Set in the early 1940s, the titular Mank (Gary Oldman), full name Herman Mankiewicz, is given the chance to write a film for RKO Pictures in collaboration with wunderkind Orson Welles. The writing process for Mank — which culminated with the creation of “Citizen Kane” — was a swirl of alcoholism, film studio politics and writer’s block. The script tells this story in a well-trodden fashion for stories about filmmaking, with one major exception: its cynicism. Rarely does a film about Hollywood attempt to leave viewers wanting to stay as far away from filmmaking as possible. This darker tone contrasts well with the optimistic fanfare of something like “La La Land,” giving viewers a different view of Hollywood from an outside perspective.
Mank is a small fish in Hollywood, and the film spends most of its run time watching him scoff and moralize with the changing tide of the Great Depression era. Making Mank’s perspective its focus gives the film an inertia with regards to its protagonist, who has no real influence on his environment. Mank sees the Hollywood dream factory in economic and artistic danger as a result of the Great Depression. Since he has little social impact on studio producers, this never appears other than the social commentary audience members see manifest in “Citizen Kane.”
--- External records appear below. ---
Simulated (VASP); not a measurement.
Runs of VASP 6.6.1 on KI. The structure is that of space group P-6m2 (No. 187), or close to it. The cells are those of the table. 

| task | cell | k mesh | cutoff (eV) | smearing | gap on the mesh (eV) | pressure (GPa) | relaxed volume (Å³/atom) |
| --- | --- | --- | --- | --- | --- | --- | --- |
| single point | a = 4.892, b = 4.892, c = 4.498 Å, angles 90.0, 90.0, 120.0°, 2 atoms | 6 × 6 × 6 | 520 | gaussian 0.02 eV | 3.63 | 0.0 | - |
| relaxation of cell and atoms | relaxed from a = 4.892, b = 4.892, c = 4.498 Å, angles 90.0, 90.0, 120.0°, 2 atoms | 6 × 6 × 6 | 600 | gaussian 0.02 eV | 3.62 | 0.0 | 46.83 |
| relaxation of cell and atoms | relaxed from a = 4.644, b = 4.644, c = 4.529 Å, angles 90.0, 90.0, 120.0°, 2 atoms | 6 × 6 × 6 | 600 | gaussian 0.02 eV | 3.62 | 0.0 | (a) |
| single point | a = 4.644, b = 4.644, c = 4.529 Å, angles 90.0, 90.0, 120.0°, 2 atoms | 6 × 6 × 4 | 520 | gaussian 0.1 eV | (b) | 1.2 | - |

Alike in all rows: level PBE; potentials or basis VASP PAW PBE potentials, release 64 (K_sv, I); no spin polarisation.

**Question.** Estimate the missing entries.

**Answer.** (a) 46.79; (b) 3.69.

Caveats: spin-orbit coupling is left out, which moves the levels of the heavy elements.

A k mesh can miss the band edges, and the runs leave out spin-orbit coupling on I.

The theme of an aging artist struggling with creating his masterpiece is present but left unexplored. The film instead focuses on Mank drunkenly interacting with big names like Louis B. Mayer (Arliss Howard), Metro-Goldwyn-Mayer Studios head, and producer Irving Thalberg (Ferdinand Kingsley) in scenes of acerbic dialogue. Characters in “Mank” talk a lot about the demise of Hollywood as artistry in favor of money-mongering business practices, something that informs the themes of “Citizen Kane,” but for some reason, “Mank” never shows this happening. Mayer is characterized by his growing power in the political sphere of California, specifically in his desire to take down Upton Sinclair (Bill Nye) in his bid for governor. The film misses the scenes of this power playing in favor of fellow socialites assuring Mank of what is going on. The script wants to satirize Hollywood yet is not daring enough to dig into the absurd irony of Hollywood in the 1930s.
Fincher’s direction makes a cursory attempt to make “Mank” not just feel like a film from the 1940s but appear like one too. The first thing audience members will notice is the monochrome cinematography and crackling grain to give the film an old Hollywood feel. Ultimately, though, the attempts to replicate the warmth of classical Hollywood filmmaking are in vain because of Fincher’s characteristically frigid direction. The use of anachronistic technology like the Steadicam and the widescreen aspect ratio break the ’40s verisimilitude. A lot of the techniques used to imitate classic Hollywood films only ever go halfway.
If Oldman had not already won the golden statue, “Mank” would clearly be his prime attempt at best actor. His performance coats the screen in a drunken stupor while delivering snarky monologues. Despite seeming a couple of years too old for the character, his self-deprecating charisma shines through drab writing. Alongside Oldman is Amanda Seyfried as actress and mistress of Hearst, Marion Davies. Her portrayal is larger than life and she is a glamour magnet whenever present.
If Fincher wanted to lazily break through from bleak thrillers into generic dramatic filmmaking, this is a weak attempt. The finished product only ever feels half-baked. Where are the revelations that led Mank to write “Citizen Kane”? What role did Orson Welles play in the writing process? Apparently, the real–life answers are still buried in the annals of Hollywood legend.